Finding Judaism
NEW YORK — Rachel Feldman originally had meant to attend a traditional synagogue Kol Nidre service. Aimee Weiss hadn’t found a place to daven but was looking for something more interesting than a “big box synagogue.”
Come Yom Kippur eve, they and several hundred other Jews found themselves drawn to lower Manhattan, where under the gaze of curious onlookers, they held an open-air Kol Nidre service organized to support the Occupy Wall Street protesters near Zuccotti Park.
“Kol Nidre reminds us that though we make commitments under duress, ultimately we are accountable only to the higher values of justice and righteousness,” the organizer of the service, Dan Sieradski, said at the event, reading from a labor leader’s Midrash.
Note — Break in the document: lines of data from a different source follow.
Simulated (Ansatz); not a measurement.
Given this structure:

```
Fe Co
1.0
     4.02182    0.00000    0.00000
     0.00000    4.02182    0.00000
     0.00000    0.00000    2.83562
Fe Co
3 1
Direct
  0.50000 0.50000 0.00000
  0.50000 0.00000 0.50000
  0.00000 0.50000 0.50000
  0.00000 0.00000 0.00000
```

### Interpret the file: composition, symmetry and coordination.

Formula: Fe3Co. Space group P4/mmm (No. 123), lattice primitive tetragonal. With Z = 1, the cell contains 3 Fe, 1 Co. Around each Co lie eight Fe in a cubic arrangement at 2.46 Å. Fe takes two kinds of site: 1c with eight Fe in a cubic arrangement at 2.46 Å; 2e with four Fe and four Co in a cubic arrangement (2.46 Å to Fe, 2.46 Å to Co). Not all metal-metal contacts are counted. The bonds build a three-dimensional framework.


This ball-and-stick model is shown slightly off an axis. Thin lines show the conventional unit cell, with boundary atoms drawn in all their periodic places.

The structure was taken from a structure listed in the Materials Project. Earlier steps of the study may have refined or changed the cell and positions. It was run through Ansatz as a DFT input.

The service was the most salient but hardly the only sign of a growing attempt to infuse the economic protests with a Jewish flavor — at least, for the Jews involved.
From progressive activists who seek to conflate the protesters’ aspirations with Jewish values to Chabadniks looking for opportunities to have Jews to perform mitzvahs such as sitting in a sukkah, the Occupy Wall Street protests are becoming a fulcrum of Jewish ferment. In Boston and Philadelphia, too, Jewish activists held Yom Kippur services at the site of the demonstrations.
“For many of us, social justice is where we find our Judaism,” said Regina Weiss, the communications director for the Progressive Jewish Alliance & Jewish Funds for Justice. “For many there is no more important way to stand up and express Judaism on the holiest night of the year than to stand with people who are hurting and to stand up for greater equality in the country.”
The person credited with the idea of holding the Kol Nidre services at the protests, Rabbi Arthur Waskow, director of the Shalom Center, told JTA that protesting is a key part of Judaism.
“The reason there is a Jewish place in these protests is that there is a protest place in Judaism,” he said. “From the Exodus, from Isaiah, from Jeremiah and all the way down to rabbinic Judaism, there is a sense that Judaism is constantly struggling against top-down power of the Pharaoh.
“Judaism calls for freedom, democracy and feeding the hungry,” he added.
Some Jews involved with the protesters said they’re also trying to combat a minority strain of anti-Zionism and anti-Semitism running through the movement.
“There was a guy with a sign ‘Zionists control the financial world,’ ” said Kobi Skolnick, an ex-Chabadnik who once attended a yeshiva in the West Bank. “They have freedom of speech, but so do I. What we did is we wrote on a big, 10 times bigger, sign: ‘This sign sucks, and it is not representative here.’ ”
Sieradski, too, said there are some anti-Zionist ideologues involved in the Occupy Wall Street protests who believe that Israel is central to U.S. economic issues.
They “think that the issue of the Israeli occupation is inseparable from the economic situation. They think that Israel is an outpost of American imperialism, including economic imperialism,” he said. “There is a tendency on the left to make Jews who identify with Israel uncomfortable. I hope we can overcome that. There are plenty people against the Israel occupation, but that’s not what this is about.”
For Yoni Reskin, a Chabadnik who owns the PopUp Sukkah company, the protests were about an opportunity to have Jews fulfill the mitzvahs of Sukkot. In the lead-up to the holiday, he made plans to build a sukkah at the site of the New York protests.
“It’s not a political angle,” he told JTA. “I truly believe that on Sukkot everyone should be able to celebrate the holiday. When I found that this opportunity was available, I wanted to be able to help perform the mitzvah.”
The Conservative movement’s Rabbinical Assembly donated 120 High Holidays prayer books for the Yom Kippur service.
“Wherever there is an opportunity to bring Torah and learning to Jews, wherever they are, we want to be there,” said Rabbi Julie Schonfeld, the organization’s executive vice president.
Last Friday night, the drumbeat at the plaza protesters have occupied since Sept. 17 was drowned out by the sounds of Kol Nidre.
Congregants arranged themselves in concentric circles around the bimah and a Torah scroll on loan from an Orthodox synagogue, chanting and singing so that the words of the service could carry back to the edges of the crowd. It was hard to tell whether the Kol Nidre call and response was borrowed from an old labor tactic or Jewish summer camp. Halal food carts ringed the congregation.
Feldman, 26, an activist who had demonstrated in Zuccotti Park earlier in the week, noted that the service drew many of her friends who would never go to services.
“This is what shul should feel like,” said Feldman, surrounded by a congregation wearing a mix of sneakers, ties, tallitot, yarmulkes, jeans and T-shirts. “Overwhelmed by community.”